Theft in Collierville
Two Collierville officials have asked the Tennessee Bureau of Investigation to examine the town’s Parks and Recreation Department to determine if there is a pervasive culture of theft that goes beyond the recent firing of three employees for stealing gasoline, reports the Commercial Appeal.
Collierville Aldermen Tom Allen and Billy Patton asked Shelby County Dist. Atty. Amy Weirich and TBI to investigate. They said interviews of the three fired employees by police detectives alleged rampant petty theft that needs investigation by officials who aren’t town employees.
“I’m not going to be a trustee for the town and have alleged thefts going on on my watch and under my name,” Patton said. “We just had a 22 percent property tax increase and spent a million dollars on synthetic turf fields. We need this investigated properly to show the town that we are good stewards of their money.”
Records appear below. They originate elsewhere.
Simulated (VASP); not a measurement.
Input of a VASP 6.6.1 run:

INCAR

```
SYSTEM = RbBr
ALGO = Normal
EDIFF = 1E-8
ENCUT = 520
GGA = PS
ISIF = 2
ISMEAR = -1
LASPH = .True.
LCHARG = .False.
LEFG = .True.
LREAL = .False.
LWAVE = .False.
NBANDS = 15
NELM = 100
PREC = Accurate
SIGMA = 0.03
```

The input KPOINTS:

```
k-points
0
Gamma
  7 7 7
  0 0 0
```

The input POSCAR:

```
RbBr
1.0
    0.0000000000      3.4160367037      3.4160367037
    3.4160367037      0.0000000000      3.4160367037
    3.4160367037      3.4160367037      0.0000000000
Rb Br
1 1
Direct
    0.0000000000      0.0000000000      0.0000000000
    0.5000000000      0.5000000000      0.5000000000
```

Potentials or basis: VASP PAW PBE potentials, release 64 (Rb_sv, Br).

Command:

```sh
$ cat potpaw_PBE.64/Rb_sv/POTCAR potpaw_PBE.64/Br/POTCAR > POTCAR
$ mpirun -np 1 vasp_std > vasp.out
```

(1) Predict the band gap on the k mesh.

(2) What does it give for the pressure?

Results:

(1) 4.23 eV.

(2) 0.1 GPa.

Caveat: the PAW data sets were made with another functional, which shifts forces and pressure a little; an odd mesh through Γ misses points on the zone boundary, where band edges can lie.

Town Administrator James Lewellen received a report last month from Collierville police detectives who interviewed Derrick Stokes, Tim Collins and Carlos Blaylock, the men who were fired.
The trio said 16 people, the majority in the Parks Department, including a supervisor, and two Public Works employees regularly helped themselves to weed trimmer cord, fertilizer, weed killer, flowers and gasoline. Employees also took home town equipment such as weed trimmers and other items such as a tiller.
Tax Foulup in Knoxville?
A lawsuit alleges that some retired Knoxville firefighters and police officers have paid income taxes they did not owe because of erroneous information sent to them by the Knoxville Pension Board, reports the News Sentinel.
The lawsuit involves firefighters and police officers on disability pensions related to line-of-duty injuries. The errors date back as far as 1988 and affect enough retirees to justify a class-action lawsuit, retired Knoxville Fire Department Capt. Derrell Frye states in a lawsuit filed Wednesday in Knox County Chancery Court.
“IRS tax forms were improperly issued indicating that their benefits were taxable,” when they were in fact not taxable, the lawsuit states. The lawsuit seeks “damages resulting from the payment of federal income taxes on benefits that were exempt from such taxation,” plus interest.
No dollar amount is stated. Frye is the only plaintiff so far but argues that the number of affected people, when beneficiaries and estates of deceased recipients are included, could be between 350 and 500, thus the claim for a class-action case. Defendants include the city of Knoxville, the Knoxville Pension Board and the City Employees’ Pension Fund.
Super Sloppy Bookkeeping in Shelby?
Financial controls were so weak at Shelby County Chancery Court, according to the Commercial Appeal, that receipts and disbursements went unrecorded in ledgers, clerks had unbridled power to write huge checks and bank reconciliation was late and at times wasn’t done at all.
These are among the findings in a Shelby County internal control study released late Thursday. The study, conducted in response to a three-year, $1 million theft of surplus funds owed Shelby Countians who lost homes in tax sales, found an abundance of inadequate controls and blatant, often illegal, actions, including:
Forged judicial orders dummied up to tap funds from nonexistent tax sales
Tax sale deposits co-mingled with other funds held by the court
Confusing, antiquated manual ledgers and receipt books that fail to log transactions in numerical order Interim Chancery Clerk John Robertson, appointed this week to help clean up the mess, said he and his staff are already working to correct problems.